Trusting VCTs
VCTs will struggle as the markets they're listed on shrink. Consolidation has already started. To keep VCTs - and the fledgling businesses they back - afloat, continued government support is needed. By Nicola Bock
Assets under management of venture capital trusts (VCTs) dropped roughly a fifth to £2.3bn in the tax year 2008/09. AIM-listed VCTs fared much worse, plunging at more than twice that rate, from £664m to just £372m. This drop for AIM-listed funds reflects the decline in the alternative exchange itself, which has seen total market capital of listed companies fall from almost £100bn in December 2007 to approximately £40bn in December 2008. This is accounted for by a stark drop off in value, since the number of listed companies has shrunk only modestly.
According to Mark Wignall, managing director at Matrix Private Equity Partners, many of the companies on AIM floated over the past three to four years, at the height of the market. "These companies have less fat and there might even be companies on AIM that should not have been floated," says Bernard Fairman, managing partner of Foresight Group. Wignall agrees: "AIM VCTs are constrained by having to invest in a currently very difficult segment of the market. In addition, they have to deal with all the regulations that come with being a VCT in the UK." These include investing in companies with gross assets not exceeding £7m (previously £15m) among other things.
Make or break
As attractive as the 30% tax break and tax-free dividends might sound, this used to be 40%. In 2004, the market had reduced considerably, (from its peak in 2001 of over £400m to a paltry £50m in 2004) so the government increased the tax break from 20% to 40% for a two-year period. On the back of that, more than £500m was raised in 2005, and more than £700 in 2006. "Tax breaks really make or break the VCT model," Fairman says, pointing out that only £45m has been raised in the current tax year.
With only a few weeks left until the tax year comes to an end, some are hoping for a last-minute feeding frenzy - as was the case in the heady days of 2006. But it is not guaranteed in today's market, and so Fairman and Wignall are urging the government to continue its support for the industry. "The tax break needs to go up to 50% and the enterprise value limit of £7m needs to go back up to £15m," says Fairman.

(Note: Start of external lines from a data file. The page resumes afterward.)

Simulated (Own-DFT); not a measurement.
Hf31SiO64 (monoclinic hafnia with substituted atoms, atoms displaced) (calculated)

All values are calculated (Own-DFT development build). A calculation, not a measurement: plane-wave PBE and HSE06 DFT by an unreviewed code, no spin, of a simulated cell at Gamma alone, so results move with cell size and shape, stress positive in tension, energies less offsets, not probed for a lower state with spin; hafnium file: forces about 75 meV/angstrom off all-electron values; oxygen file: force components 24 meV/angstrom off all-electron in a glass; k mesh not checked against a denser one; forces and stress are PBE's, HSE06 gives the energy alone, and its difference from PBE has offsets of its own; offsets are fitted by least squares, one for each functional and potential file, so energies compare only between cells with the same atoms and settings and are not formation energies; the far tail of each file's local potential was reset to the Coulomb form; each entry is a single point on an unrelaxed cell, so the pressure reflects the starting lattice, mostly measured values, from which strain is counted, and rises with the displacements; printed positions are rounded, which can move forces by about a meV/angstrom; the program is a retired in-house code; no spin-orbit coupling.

He envisages fundraising for 2009/10 to reach just £70m, and speculates that if that low level continues, hundreds if not thousands of small companies could fail due to lack of support. Additionally, VCTs have to make up for the lack of banking, and according to Fairman, they have to put in 2-2.5x more money than before. Together with low fundraising levels, this means that a significantly smaller number of small businesses can be supported.
Looking ahead
In terms of the future, 2009 and beyond, clear trends become visible. AIM VCTs will struggle to the extent AIM itself will struggle. "AIM needs revamping and that will take longer than a year," says Fairman. Wignall adds: "The London Stock Exchange is already lobbying to broaden the strict investment regulations VCTs are bound to." Generalist VCTs, which still returned 77% in 2008 and almost 113% over the past five years, are expected to do fairly well. "We are expecting a shakeout, but many generalists are in good shape with plenty of liquidity," says Wignall.
Limited-life VCTs, a type of VCT established in 2004, aim at taking advantage of the VCT tax relief and invest in specific fields such as asset-based companies or structured products. By funds under management, they only make up 10-12% of the total VCT market today. "It is difficult to say where the limited-life funds will be in one or two years," Wignall says. "They still have to prove themselves."
Another trend will be an increase in fund consolidation. Currently 39 VCT managers oversee 124 funds - but not all are active. "There are only five to seven funds out there who regularly manage to raise funds", says Fairman. "These will be the firms who will survive in the long run. The rest will gradually fade away," he believes. Wignall is less pessimistic. "I don't think the market will go down to a small number of VCTs controlling all assets. But the top 10 managers will definitely get more market share," he says. According to Matrix, 50% of all assets were under management by the top 10 VCT managers in 2007/08. Now, it is already at 63% and Wignall sees that number rising to 70% in the future.